Over the last couple of years, Representative Dan Crenshaw has become maybe my single most admired politician. It is funny that in today’s world you almost have to apologize for saying you admire a politician. Shouldn’t we elect people to office that we admire? But I digress.
Dan Crenshaw came on the national scene when Saturday Night Live made fun of him for wearing a patch over his eye.
You see, the Harvard educated, former Navy Seal took an IED to the face and spent six months near death and somehow SNL thought that was funny. Instead of joining the Twitter mob and storming the SNL castle, Dan did something different.
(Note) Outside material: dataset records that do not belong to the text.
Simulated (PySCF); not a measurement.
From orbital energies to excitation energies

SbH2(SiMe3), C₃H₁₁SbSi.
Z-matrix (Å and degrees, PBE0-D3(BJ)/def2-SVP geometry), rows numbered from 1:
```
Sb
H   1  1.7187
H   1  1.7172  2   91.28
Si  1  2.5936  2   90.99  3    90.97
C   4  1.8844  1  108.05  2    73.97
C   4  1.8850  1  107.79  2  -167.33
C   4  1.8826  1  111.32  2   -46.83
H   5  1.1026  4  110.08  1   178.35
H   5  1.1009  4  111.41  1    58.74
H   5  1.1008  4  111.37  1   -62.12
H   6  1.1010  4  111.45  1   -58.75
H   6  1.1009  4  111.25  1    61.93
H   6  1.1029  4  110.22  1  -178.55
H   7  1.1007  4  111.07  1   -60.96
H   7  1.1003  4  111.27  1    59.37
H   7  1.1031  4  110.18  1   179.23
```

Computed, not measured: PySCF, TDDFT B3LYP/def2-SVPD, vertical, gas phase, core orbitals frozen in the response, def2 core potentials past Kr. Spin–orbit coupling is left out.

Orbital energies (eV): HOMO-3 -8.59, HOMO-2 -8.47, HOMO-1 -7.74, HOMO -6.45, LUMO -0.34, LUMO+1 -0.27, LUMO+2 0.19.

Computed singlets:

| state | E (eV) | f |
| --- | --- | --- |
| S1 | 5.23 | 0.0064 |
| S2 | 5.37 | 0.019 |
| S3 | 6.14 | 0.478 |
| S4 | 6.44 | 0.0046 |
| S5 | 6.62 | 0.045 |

Crenshaw decided to go on SNL. He actually did a guest appearance the next week on the exact same skit and accepted an apology from Pete Davidson and had a meaningful conversation with him. As a bonus, they were able to celebrate our national heroes on Veteran’s Day.
Perhaps the most remarkable thing about that interaction is how unique it has become in our society. There is no doubt that Crenshaw could have used the national outrage from the original SNL skit to raise money and build his national profile as a “fighter.”
Instead, he did something far too rare today, he offered forgiveness and brought people together in a positive way.
I have just finished Crenshaw’s book, “Fortitude.” It is incredible. I absolutely recommend that anyone interested in what ails our country and what it will take to fix it to read this book.
The basic message of the book is that Americans are addicted to outrage. Our political masters have figured out that by keeping us in a state of outrage, we are easily manipulated. It is far easier to get donations or to motivate people to vote a certain way through fear than by logic or common sense or actually trying to solve problems.
We see this on both sides of the political spectrum. Political consultants and the ruling class desperate for power and news media desperate for clicks and eyeballs have figured this out as well – outrage means money and power.
But Crenshaw makes a different point, he claims “Outrage is weakness. It is the muting of rational thinking and triumph of emotion.”
Later Crenshaw continues, “I encounter people with this kind of emotionally driven, self-assured opinion all the time. Forming an opinion without the relevant facts is a phenomenon that I believe is getting worse – probably because of social media and the echo chamber of disinformation it can create.
Our tendency to react wildly to headlines which are already largely created to elicit emotional response rather than inform the public is asphyxiating the deliberative system of government designed by our Founders. It has created a troubling new reality where even new or more complete sets of facts cannot sway opinions.
I am not saying you have to change your opinion, but you should at least have a serious, honest and coherent reason for why not. Reactive dismissal of new information is indicative of mental weakness. Absorbing new information honestly, even if you don’t ultimately change your mind, is a sign of fortitude.”
That is exactly what is happening in our society and in our halls of government. Facts, logic, rational solutions to problems take a back seat to outrage and emotion.
I could give dozens of examples of personal encounters with this just in the last couple of weeks. Outrage and emotion over facts and logic. Outrage rules the day. This outrage is destroying our State and our Country.
Finally, essentially every column I write starts with seeing my own weaknesses, my own tendencies for bad behavior. I write these columns pointing a finger first and foremost at myself. I need to do better. I need to not let outrage suffocate my own thoughts.
I believe we all need to do better. I also believe the first step is recognizing that we are being manipulated by outrage. Just like any vice, until we recognize it, we cannot take steps to overcome it. We should all be able to agree at least on that- recognize what outrage is doing to us and commit to trying to do better.